The Lowy Institute’s Lydia Khalil gave us a guide in these pages to UK Prime Minister Rishi Sunak’s two-day artificial intelligence summit, hosted by the United Kingdom this month at the appropriately historic Bletchley Park.
The United Kingdom should have some regulatory clout: it has a top-tier position in frontier AI research, and still has a promising ecosystem of AI-related companies and research and some leading think tanks. But since the European Union published its proposed AI Act in April of 2021, the United Kingdom has found itself in a land betwixt and between, of repeated ambitious-sounding declarations, undermined by limited delivery on AI governance.

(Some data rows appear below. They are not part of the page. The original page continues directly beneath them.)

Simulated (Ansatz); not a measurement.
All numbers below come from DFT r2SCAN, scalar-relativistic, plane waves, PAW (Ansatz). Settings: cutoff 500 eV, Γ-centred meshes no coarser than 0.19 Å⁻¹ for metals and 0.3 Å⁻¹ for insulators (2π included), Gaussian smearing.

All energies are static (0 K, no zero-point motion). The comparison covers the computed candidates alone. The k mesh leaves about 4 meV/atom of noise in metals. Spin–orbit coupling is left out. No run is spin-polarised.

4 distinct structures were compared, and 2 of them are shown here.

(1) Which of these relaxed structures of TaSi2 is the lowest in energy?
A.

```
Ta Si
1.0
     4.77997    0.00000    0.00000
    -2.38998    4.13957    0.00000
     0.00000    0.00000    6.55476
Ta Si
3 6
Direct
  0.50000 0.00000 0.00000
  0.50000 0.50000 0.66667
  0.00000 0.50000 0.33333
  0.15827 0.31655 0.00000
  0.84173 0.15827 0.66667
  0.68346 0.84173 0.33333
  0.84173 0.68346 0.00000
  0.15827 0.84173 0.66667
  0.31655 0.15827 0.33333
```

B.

Broader factors contribute to the United Kingdom’s difficult position. The UK government does not want to align itself with the European Union, and has proved unable, unsurprisingly, to shape EU norms. It is not seen as a relevant partner by the United States: President Joe Biden effectively pre-empted the summit by signing a President’s Executive Order on AI with significant detail and some specific actions only a couple of days before. Together, the United States and the European Union constitute two “like-minded blocks”, which are investing heavily in having a regulatory ecosystem compatible across the Atlantic. The United Kingdom appears to play no real role in these efforts.
To make things worse, UK relevance in the East is dwindling. Traditional close ally and active AI policymaker Singapore is exploring its own path in cooperation with the Organisation for Economic Cooperation and Development and the European Union, while paying limited (if any) attention to what is coming from London. Any UK regulatory vision for AI is irrelevant in other regional powerhouses: Japan, South Korea, China.
Australia is almost alone in still paying some deference to London’s views. The Ministry for Industry and Science’s paper on Safe and responsible AI in Australia describes the UK’s AI governance initiatives in some detail: as much as Canada (which has been far more active in regulatory terms). Even so, Australian discussions have dedicated far more attention to developments in the European Union and the United States.
Within this geopolitical context, the Bletchley Park Summit was a potential breakthrough move, designed to give the United Kingdom momentum, and a seat at the global table. Some of the reporting led people to believe it worked – but the impression does not hold up to deeper scrutiny.
First, the optics. Many important commercial and government players were in the room. Having US Commerce Secretary Gina Raimondo taking to the stage alongside China's Vice Minister of Science Wu Zhaohui was a good omen. But even this is hardly new. Global, high-level discussions and even mutual agreement had already occurred at the UN level, with a November 2021 UNESCO “Recommendation on the Ethics of Artificial Intelligence” adopted by all 193 Member States. More was needed than high-level expressions of goodwill to make the summit a success.
The more high-profile of the two documents released following the summit was The Bletchley Declaration signed by the 27 states (including China) plus the European Union. This document is, at best, a rather jumbled collection of commonplace platitudes about AI. The only “commitment” is that states “resolve to work together in an inclusive manner to ensure human-centric, trustworthy and responsible AI that is safe, and supports the good of all”, and even then the declaration merely points repeatedly to existing international initiatives to achieve this goal. This is no advance on what we already have in the UNESCO Recommendation or OECD Ethical AI Principles. No new global mechanisms or anything concrete is added to the rather fractured global picture on AI governance.
The second document is the “landmark” deal on AI testing agreed by a subgroup of attendees: Australia, Canada, France, Germany, Italy, Japan, Korea, Singapore, the United States, the United Kingdom and the European Union. This is an agreement to cooperate on testing leading companies’ AI models. This could have more substance than the Declaration. Public statements from the big AI firms accept the need to give deeper access to public sector AI safety institutes and researchers to test safety aspects of their most advanced frontier models. Biden’s Executive Order outlines active steps in the United States in that direction; this statement may be a move to internationalise that activity.
While detail is yet to be provided, it seems that Sunak’s plan is to develop with the United States an institute specific for this purpose, based in the United Kingdom. That would offer the United Kingdom a win for its relationship with the United States. The real test will be to make this happen in an operational timeframe, and secure genuine cooperation from the companies.
For now, we can expect more direct regulatory and governance consequences from the US Executive Order, or the European Union with the legislative package for AI. Longer term, genuine cooperation on testing would be something. Here too, however, the question will remain: how global will such efforts be – and what about China and the Chinese companies?